Kaggle-PANDA-1st-place-solution

This is the 1st place solution of the PANDA Competition, where the specific writeup is here.

The codes and models are created by Team PND, @yukkyo and @kentaroy47.

Our model and codes are open sourced under CC-BY-NC 4.0. Please see LICENSE for specifics.

You can skip some steps (because some outputs are already in input dir).

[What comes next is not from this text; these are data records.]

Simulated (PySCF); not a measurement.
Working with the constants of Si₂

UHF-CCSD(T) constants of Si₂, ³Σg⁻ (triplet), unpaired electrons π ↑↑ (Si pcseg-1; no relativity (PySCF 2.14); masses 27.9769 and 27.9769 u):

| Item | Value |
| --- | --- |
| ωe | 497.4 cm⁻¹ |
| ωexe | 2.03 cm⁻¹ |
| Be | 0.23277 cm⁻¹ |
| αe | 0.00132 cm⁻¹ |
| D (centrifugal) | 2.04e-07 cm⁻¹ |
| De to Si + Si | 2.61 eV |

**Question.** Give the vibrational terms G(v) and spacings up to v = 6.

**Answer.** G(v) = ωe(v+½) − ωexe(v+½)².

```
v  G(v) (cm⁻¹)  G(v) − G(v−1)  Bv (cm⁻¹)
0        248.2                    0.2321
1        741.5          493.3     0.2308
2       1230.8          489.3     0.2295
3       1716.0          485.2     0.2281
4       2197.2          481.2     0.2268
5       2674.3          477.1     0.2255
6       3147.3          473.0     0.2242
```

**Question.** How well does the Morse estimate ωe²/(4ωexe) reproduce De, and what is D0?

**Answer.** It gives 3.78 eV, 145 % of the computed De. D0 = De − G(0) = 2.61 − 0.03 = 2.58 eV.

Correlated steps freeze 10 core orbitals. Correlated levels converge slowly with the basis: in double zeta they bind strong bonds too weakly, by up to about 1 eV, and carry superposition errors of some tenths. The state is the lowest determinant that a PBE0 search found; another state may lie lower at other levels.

Slide describing our solution!

https://docs.google.com/presentation/d/1Ies4vnyVtW5U3XNDr_fom43ZJDIodu1SV6DSK8di6fs/

1. Environment

You can choose using docker or not.

1.1 Don't use docker (haven't tested..)

Ubuntu 18.04
Python 3.7.2
CUDA 10.2
NVIDIA/apex == 1.0 installed

# main dependency
$ pip install -r docker/requirements.txt
# arutema code dependency
$ pip install git+https://github.com/ildoonet/pytorch-gradual-warmup-lr.git
$ pip install efficientnet_pytorch

1.2 Use docker (Recommended)

# build
$ sh docker/build.sh

# run
$ sh docker/run.sh

# exec
$ sh docker/exec.sh

2. Preparing

2.1 Get Data

Download only train_images and train_masks.

$ cd input
$ kaggle download ...
$ unzip ...

(skip) 2.2 Grouping imageids by image hash threshold

If you want to do it on your own: https://www.kaggle.com/yukkyo/imagehash-to-detect-duplicate-images-and-grouping
We will just place the output of the script as:
- input/duplicate_imgids_imghash_thres_090.csv

(skip) 2.3 Split kfold

$ cd src
$ python data_process/s00_make_k_fold.py

Is constant with fixed seed
output:
- input/train-5kfold.csv

2.4 Make tile pngs for training

$ cd src
$ python data_process/s07_simple_tile.py --mode 0
$ python data_process/s07_simple_tile.py --mode 2
$ python data_process/a00_save_tiles.py
$ cd ../input
$ cd numtile-64-tilesize-192-res-1-mode-0
$ unzip train.zip -d train
$ cd ..
$ cd numtile-64-tilesize-192-res-1-mode-2
$ unzip train.zip -d train
$ cd ..

3. Train base model for removing noise(expected TitanRTX x 1)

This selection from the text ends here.